Cerenaut / sparse-unsupervised-capsules

Sparse unsupervised capsules
https://arxiv.org/abs/1804.06094
Apache License 2.0
23 stars 5 forks source link

how to understand the reshape operation in calculate_routing_coefficients? #1

Closed zz12375 closed 5 years ago

zz12375 commented 6 years ago

Hi! Dear guys! I am a reader of your paper and code. In layers/layers.py, line 460, I noticed you used a reshape operation to split out the Height and Width dimensions of routing coefficient. But in capsule_model.py, line 67&68, the Height and Width dimensions were combined together in this order: [num_prime_capsules, Height, Width], so i believe the routing coefficient would hold on this order. So is it right to do tf.reshape(route, [-1, dim, dim, num_prime_capsules, route.shape[2].value])? or tf.reshape(route, [-1, num_prime_capsules, dim, dim, route.shape[2].value])?

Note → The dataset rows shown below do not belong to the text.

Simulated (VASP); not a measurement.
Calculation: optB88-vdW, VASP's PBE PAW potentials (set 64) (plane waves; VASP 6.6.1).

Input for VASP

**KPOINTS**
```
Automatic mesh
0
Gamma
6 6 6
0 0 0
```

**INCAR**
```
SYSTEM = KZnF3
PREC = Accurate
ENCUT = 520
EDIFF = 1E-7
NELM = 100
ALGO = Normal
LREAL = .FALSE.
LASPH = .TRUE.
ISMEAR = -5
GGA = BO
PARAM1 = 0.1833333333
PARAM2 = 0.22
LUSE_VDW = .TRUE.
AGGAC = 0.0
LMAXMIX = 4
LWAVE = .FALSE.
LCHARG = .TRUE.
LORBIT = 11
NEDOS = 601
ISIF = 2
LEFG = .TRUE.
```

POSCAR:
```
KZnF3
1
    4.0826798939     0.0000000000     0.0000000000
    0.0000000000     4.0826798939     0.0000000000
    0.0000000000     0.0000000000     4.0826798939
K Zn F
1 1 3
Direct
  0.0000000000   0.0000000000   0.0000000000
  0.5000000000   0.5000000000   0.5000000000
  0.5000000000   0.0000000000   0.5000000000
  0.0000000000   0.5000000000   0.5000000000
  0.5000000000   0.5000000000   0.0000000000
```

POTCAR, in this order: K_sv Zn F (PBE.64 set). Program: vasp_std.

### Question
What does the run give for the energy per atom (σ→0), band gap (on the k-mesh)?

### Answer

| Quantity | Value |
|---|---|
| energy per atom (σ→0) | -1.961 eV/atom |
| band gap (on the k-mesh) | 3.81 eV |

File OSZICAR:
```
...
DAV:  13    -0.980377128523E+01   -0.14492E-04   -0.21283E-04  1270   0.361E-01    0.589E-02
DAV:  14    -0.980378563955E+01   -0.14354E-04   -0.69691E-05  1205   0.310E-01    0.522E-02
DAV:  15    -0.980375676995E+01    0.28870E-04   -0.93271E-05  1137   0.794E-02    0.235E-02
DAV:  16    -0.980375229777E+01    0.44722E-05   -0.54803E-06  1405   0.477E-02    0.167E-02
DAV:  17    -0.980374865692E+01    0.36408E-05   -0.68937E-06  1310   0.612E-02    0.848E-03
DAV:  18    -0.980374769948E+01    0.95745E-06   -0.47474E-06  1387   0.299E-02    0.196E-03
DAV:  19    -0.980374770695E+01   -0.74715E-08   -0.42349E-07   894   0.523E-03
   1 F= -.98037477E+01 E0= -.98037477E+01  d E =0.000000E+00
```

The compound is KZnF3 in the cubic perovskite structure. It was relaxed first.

drawlinson commented 6 years ago

Hi Really sorry for the slow response on this.

I will try to explain what we were doing. In models/layers/payers.py lines 460-464 it says:

routing_coeffs = tf.reshape(route, [-1, dim, dim, num_prime_capsules, route.shape[2].value]) capsule_routing = tf.reduce_max(routing_coeffs, axis=3) capsule_routing = tf.reduce_sum(capsule_routing, axis=2) return tf.reduce_sum(capsule_routing, axis=1)

The intent here is to find the total routing "support" for each latent / digit capsule, so we sum over routing from primary capsules. Between a pair of capsules layers, there will be some capsules in agreement, others not. So we took the Max over all the inbound routing coeffs from primary capsules so that the "most agreeing" capsules-pair relations would be considered. This is the intuition why it's a max (over primary caps) first, and then a sum over all the conv x,y locations.

If there is a bug here, and it's not picked up by simply the reshape() rules, I'd expect it to badly affect the routing consensus and make the results much worse. But we tracked consensus pretty closely and didn't observe that problem.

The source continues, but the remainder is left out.